Liberia postpones signing of billion dollar mining deal

Liberia postpones signing of billion dollar mining deal

Liberia postponed the signing of an iron ore mining contract with the world’s largest steelmaker that stands to bring in over one billion dollars (765 million euros) in investment in the war-ravaged state.

Energy and Mines Minister “Eugene Shannon has asked me to inform you… that the program is cancelled and will be set for a later date,” the minister’s spokesman Joseph Matadly told journalists.

He said the government committee charged with approving the deal needed more time to work on the document. The government and the company, Arcelor Mittal, had been due to ink the deal on Tuesday.

“There are some issues that need to put in place before the signing,” he said, declining to give details. “As soon as they can resolve these issues, the agreement will be signed.”
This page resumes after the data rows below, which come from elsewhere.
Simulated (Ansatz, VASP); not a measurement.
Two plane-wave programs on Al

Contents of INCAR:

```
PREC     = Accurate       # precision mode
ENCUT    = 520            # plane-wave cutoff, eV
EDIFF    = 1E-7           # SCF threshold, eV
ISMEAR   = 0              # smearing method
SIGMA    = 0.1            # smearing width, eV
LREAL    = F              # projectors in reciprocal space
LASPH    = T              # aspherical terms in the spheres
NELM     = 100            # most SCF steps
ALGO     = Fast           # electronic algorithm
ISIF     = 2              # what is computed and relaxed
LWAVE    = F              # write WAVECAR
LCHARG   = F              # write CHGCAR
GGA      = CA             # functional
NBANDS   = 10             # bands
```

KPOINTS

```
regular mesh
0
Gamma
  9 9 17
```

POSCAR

The contract is a revised version of a deal which Arcelor Mittal has said will now involve investment exceeding one billion dollars (765 million euros), from about 900 million dollars planned previously.

The first version of the deal, a 25-year concession giving the steel group access to one billion cubic metres of iron ore, was signed by Mittal Steel in August 2005 — before it acquired the European steel giant Arcelor, creating the world’s biggest steel group.

The Liberian government headed by Ellen Johnson Sirleaf, elected five months after the agreement was reached, pushed for the contract to be renegotiated on better terms for the west African country, which was ravaged by civil war from 1989 to 2003.

A Lakshmi Mittal spokesman last week told AFP there had earlier been “disagreement” with Liberia over the contract, “in particular on the amount of royalties” owed.